Museo Provincial de Bellas Artes de Sevilla A restored convent, dating back to 1612 and hidden in a tiny plaza off Calle
de Alfonso XII in Seville, houses one of Spain’s most important and largest art collections. The museum was established
in 1839, and houses art spanning from medieval times to the 20th century, with the pride of the collection being the range
of paintings from the 17th century, Seville’s Golden Age. Highlights include the religious paintings of Seville’s own
Esteban Murillo, but the collection also includes other Seville School artists such as the macabre works of Juan de
Vales Leal and Francisco de Zurbaran. There are also two paintings byEl Greco among the exhibits. The museum
has a surfeit of religious art, which will delight some and bore others; it is probably not the best attraction for
children. The convent is an incredible housing for the collection, and would be worth exploring even if it were empty,
with frescoes and ornate vaulted ceilings that make it hard to tell where the building ends and the art begins.
On Sundays there is usually an art market in the square outside the museum where local artists set up stalls and sell
their work. A must for art lovers, this gallery is generally considered to have the second best collection of Spanish art
in the country.
Maria Luisa Park
Regarded as one of the loveliest parks in Europe, this half-mile area in southern Seville, near the port, is planted with
palms, orange trees, elms and Mediterranean pines. Bright and beautiful flower beds vie for the eye with hidden bowers,
ponds, pavilions, water features and statues in this little paradise, which was designed in the 1920s and thus reflects a mix of
Art Deco and Mudejar styling. The park was originally part of Seville’s World Expo, which brought a burst of creative
architecture and rejuvenation during the 1920s, and which included the re-direction of the Guadalquivir River and the
construction of some opulent buildings, like the stylish Guatemala building off the Paseo de la Palmera. Also fronting
the park is the city’s archaeological museum, focusing on the Romans and prehistory of the province of Seville. Near
the park is the Royal Tobacco Factory (today part of the university), immortalised by the fictional operatic gypsy
heroine Carmen, who is said to have worked there. Many of the buildings surrounding Maria Luisa Park are attractions
in themselves. The park is a pleasant refuge for relaxation and a stroll, and a great place to have a picnic in Seville.
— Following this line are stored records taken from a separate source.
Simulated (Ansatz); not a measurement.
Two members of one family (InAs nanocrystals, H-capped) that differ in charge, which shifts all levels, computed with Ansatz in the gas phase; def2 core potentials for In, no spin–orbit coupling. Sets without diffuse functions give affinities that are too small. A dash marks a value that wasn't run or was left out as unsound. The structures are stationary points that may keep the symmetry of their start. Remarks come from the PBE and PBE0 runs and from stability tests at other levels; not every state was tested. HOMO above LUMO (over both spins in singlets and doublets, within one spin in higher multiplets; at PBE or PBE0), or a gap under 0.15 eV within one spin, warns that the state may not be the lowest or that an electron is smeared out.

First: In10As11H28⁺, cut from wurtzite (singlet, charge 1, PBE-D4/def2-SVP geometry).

Credited both as the birthplace of bullfighting and the home of one of Spain’s great architectural feats, Ronda is an easy
and entertaining escape from the city. Dramatically situated on the edge of a deep gorge, Ronda is a very picturesque
place offering plenty of fodder for photographers. Ambling about the cobbled streets, handsome mansions and well-established artisan boutiques is enough to fill a day, but no visit would be complete without a trip to the beautiful old bull ring and
Ronda’s most famous attraction, the Puento Nueveo (The New Bridge). The structure straddles a magnificent chasm
and connects the old town to the new, while allowing visitors a vista of the region unfolding around them. The Old
Town, La Ciudad, is a labyrinth of narrow streets and historic old buildings which is a delight to explore.
Calle la Bola is the main shopping street, and La Alameda, right next to the bull ring, is a pleasant park for a rest in the shade. Ronda is small and best explored on foot, with plenty of drinking fountains in the Old Town. Those who have energy to spare can walk
down to the bottom of the gorge, which affords great photo opportunities.
This large lump of limestone stuck to the end of the Iberian Peninsula is as famous for its bizarre geology as it is for its
overly-friendly furry friends. Though many countries have claimed the beacon over the years, it’s officially owned by the
British government and thus it is advised that tourists exchange Euros for Pounds here for ease and economy. The Rock
of Gibraltar is easily conquered by cable car, but it’s worthwhile to hire a guide (around 25 USD per person) to explain
the countless caves and mites, and to coax the wild monkeys to give a toothy grin while atop your head. On clear days
visitors can even view North Africa. St Michael’s Cave, long believed to be bottomless, is a thrilling attraction with many
myths and stories attached. Part of the massively deep cave is open to visitors and is even used as a concert venue. The
labyrinthine Great Siege Tunnels, an incredible defense system constructed to repel the Spanish and French invaders
between 1779 and 1783, is also fascinating. The Moorish Castle complex, dating back to the 11th century, is another
impressive attraction in Gibraltar. The fit and brave should consider walking up the steep Mediterranean Steps, which
wind up the eastern side of the Rock, providing stunning views, but this hike is not suitable for those afraid of heights!
Andalusia’s chalky soil is ideal for the cultivation of the palomino grape, from which the world-famous sherry (jerez) of
the region is made. The main sites of sherry production in Andalusia are Jerez de la Frontera and Montilla, and these
charming towns are home to plenty of self-proclaimed sherry connoisseurs, who will debate the quality of the sweet amber
-coloured blends with the seriousness usually reserved for appraising the finest French wines. An increasingly popular
tourist activity for visitors to southern Spain is to tour the bodegas of the region, wineries with a history dating back to
Roman times, which specialise in the fermentation of palomino grapes and the production of sherry. Tasting tours of these
bodegas are fun and informative, and – especially in the case of Jerez de la Frontera – can be combined with other great
cultural attractions, such as checking out a flamenco dance performance, or admiring beautiful Andalusian horses at a
dressage event. A bottle of Andalusian sherry makes for a great Spanish souvenir for friends and family back home: visit
the bodega of Pedro Domecq and pick up a bottle of their amontillado variety. Many tour operators offer day trips to the
bodegas but it is also easy to explore without a guide.